The Algoma Equinox got all dressed up in a top hat and had nowhere to go.
The vessel was the first upbound ship traveling through the Welland Canal as the navigation season opened Friday. Per tradition, its captain received a ceremonial “top hat” at Lock No. 3, home of the Welland Canals Centre in St. Catharines, Ont.
The start of the canal’s season heralds the arrival of spring, but this year’s harsh winter seemed unwilling to step aside. As of Friday afternoon, the Equinox was still in the canal, with too much ice covering Lake Erie to safely continue its journey.
The ship is empty as it travels from Toronto, where it was docked for the winter, to Thunder Bay, on Lake Superior, to pick up a load of wheat. Then the Equinox will travel downbound through the canal to unload the wheat in Montreal, for distribution to points beyond, including overseas.
But the Equinox will probably be waiting in the canal for a few days, until icebreakers and warmer weather can create better conditions on the Great Lakes, said Greg Wight, president and chief executive officer of Algoma Central Corp., which owns the vessel. “I don’t ever remember a winter like this one.”
This was the latest opening date for the Welland Canal since a March 31 opening in 2009. In recent years, the canal has opened as early as March 20; the navigation season typically wraps up at year’s end. Wight says it is hard to make up for lost time in a finite season, but the company will do its best.
The canal is part of the St. Lawrence Seaway, linking Lake Erie and Lake Ontario with a system of eight locks and enabling ships to bypass Niagara Falls. Another portion of the Seaway extends from Lake Ontario to Montreal.
The stubborn Great Lakes ice is having an impact beyond the Equinox’s schedule. The Lake Ontario-Montreal segment of the Seaway delayed its opening until Monday. Port Colborne, Ont., west of Crystal Beach, postponed its “top hat” ceremony, to honor the first downbound vessel, until next week. Even the ice boom on Lake Erie is staying put later than planned.

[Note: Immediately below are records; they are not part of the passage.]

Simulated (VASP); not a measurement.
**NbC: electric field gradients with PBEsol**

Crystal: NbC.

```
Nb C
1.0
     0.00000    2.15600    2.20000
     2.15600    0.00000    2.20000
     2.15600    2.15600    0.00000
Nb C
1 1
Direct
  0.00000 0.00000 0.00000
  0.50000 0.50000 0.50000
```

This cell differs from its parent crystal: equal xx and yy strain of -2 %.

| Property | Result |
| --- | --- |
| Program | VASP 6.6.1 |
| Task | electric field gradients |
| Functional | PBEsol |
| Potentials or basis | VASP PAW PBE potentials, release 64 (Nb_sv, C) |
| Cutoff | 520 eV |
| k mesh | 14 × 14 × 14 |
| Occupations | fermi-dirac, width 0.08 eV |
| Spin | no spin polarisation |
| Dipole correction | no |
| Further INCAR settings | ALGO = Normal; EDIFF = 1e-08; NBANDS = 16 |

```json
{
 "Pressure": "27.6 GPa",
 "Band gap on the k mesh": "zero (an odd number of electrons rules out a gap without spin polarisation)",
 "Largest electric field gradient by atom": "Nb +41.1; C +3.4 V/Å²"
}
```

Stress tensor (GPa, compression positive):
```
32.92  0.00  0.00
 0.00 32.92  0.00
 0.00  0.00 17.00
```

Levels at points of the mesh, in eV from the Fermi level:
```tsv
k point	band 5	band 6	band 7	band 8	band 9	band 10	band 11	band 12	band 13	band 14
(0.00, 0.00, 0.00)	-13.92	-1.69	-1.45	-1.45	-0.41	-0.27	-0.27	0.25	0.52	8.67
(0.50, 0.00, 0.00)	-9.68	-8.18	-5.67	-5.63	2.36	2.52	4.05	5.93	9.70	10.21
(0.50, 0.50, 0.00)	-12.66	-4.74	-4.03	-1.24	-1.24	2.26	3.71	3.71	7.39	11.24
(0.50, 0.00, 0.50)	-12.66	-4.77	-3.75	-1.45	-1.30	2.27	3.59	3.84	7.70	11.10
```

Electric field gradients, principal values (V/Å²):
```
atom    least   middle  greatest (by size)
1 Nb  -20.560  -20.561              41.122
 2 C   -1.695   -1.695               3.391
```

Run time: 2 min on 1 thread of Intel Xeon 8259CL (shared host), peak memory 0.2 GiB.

Despite the icy start to the season, the St. Lawrence Seaway Management Corp.’s president and chief executive officer, Terence Bowles, forecast more than 38 million metric tons of cargo will be shipped on the Seaway this year, which would be up from 37 million in 2013. The 2012 total was 38.9 million.
The corporation is investing $395 million between now and 2018 to revitalize the Seaway’s locks and structures. Its U.S.-based counterpart, the Saint Lawrence Seaway Development Corp., is investing $92 million over a similar time frame. The two organizations say the investments will rebuild the lock infrastructure and introduce technologies that will make the Seaway safer, more efficient and more reliable.
The Equinox represents the first of eight new vessels joining Algoma’s fleet. Algoma is spending $300 million (Canadian) on six Chinese-made ships, including the Equinox. The two other vessels are being built for CWB Inc. and will be operated and managed by Algoma.